View Full Version : How may hops are too many?
kishvet
11-23-2002, 06:10 PM
Question for the experts.
With good signal strengths, minimal interference, Agere cards, distances less than 20 miles (~32km) between hops, routing instead of bridging, and no omni antennas (pause for breathe); how many wireless "hops" can I expect to be able to use until the signal becomes unusable? Will ping times become the killer? Which of the above (or what else) will hurt me the most in trying to maximize the number of hops. Trying to plan for the future. Thanks in advance.
Grant
EA Media
lonnie
11-24-2002, 10:53 AM
What will kill you is the latency at each hop. If you can have your average ping less than 30 msec I think you'll be OK. The ideal is under 15 and that will happen at around the third or fourth hop.
redfeaag
05-04-2003, 06:47 AM
Just out of interest, I am running 4 hops at 8ms.
Some key things I have found here:
1. Keep all the 'hop' connections at 11 meg. It really does dramatically increase not so much the performance but reduce the delays and lag.

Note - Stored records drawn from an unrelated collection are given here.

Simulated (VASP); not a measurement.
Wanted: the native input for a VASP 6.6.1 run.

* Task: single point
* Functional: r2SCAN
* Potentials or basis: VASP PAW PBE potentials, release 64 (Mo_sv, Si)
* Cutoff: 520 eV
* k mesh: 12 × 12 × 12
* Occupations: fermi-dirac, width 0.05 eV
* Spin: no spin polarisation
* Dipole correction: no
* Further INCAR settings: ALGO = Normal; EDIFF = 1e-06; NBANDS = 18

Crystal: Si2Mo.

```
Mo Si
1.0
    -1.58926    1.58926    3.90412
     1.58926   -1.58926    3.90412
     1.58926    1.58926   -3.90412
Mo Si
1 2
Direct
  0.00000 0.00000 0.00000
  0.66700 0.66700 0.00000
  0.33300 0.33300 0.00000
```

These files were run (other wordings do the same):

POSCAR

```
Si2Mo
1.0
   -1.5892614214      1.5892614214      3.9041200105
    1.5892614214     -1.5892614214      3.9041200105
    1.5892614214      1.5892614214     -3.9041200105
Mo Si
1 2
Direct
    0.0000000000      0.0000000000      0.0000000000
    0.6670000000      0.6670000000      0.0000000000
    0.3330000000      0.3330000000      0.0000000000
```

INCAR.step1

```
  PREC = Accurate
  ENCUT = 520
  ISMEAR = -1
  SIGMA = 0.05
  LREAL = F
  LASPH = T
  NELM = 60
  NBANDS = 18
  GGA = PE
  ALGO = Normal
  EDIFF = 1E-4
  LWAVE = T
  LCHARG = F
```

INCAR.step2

2. I originally had a single box at each AP that had 3 cards. 2 AP's and one backhaul. This gave 300-400ms across the network. OUCH!
I took Tony's advice and put an extra box in as a dedicated backhaul, ie. I have one box with the two AP's and another linked via ethernet as the backhaul.
The results speak for themselves.
tbutcher
04-12-2005, 11:08 AM
We currently have a setup where each WRAP board has 2 cards in it, one for the AP and one for the backhaul. However performance seems to be effected as per the above posts. Is anybody else having the same problems with the new versions. Do people use seperate boards for the backhaul connections?
Also what subnet masks are people using for their PTP links we currently use /24 and I think that is wrong.
Thanks.
Tim
Stratolinks
04-12-2005, 02:18 PM
Our system is currently made up of industrial PCI single board computers equipped with dual Atheros mini PCI cards on PCI adapters. The computers are 1.1GHz Celerons with 128Megs RAM running Mikrotik for the backhaul. An Ethernet cable goes from the on-board ethernet to the StarOS on WRAP as the access points (some are still Orinoco AP-1000 but we are replacing them with Star-OS over time). Yes we tried the Mikrotik as an AP, but Star-OS blows it away. Mikrotik on the backhaul supports more choices on the computer boards and chipsets. Each router is powered by a 12V battery via a custom DC-DC converter, with the battery being charged by a switching power supply whenever AC power is present.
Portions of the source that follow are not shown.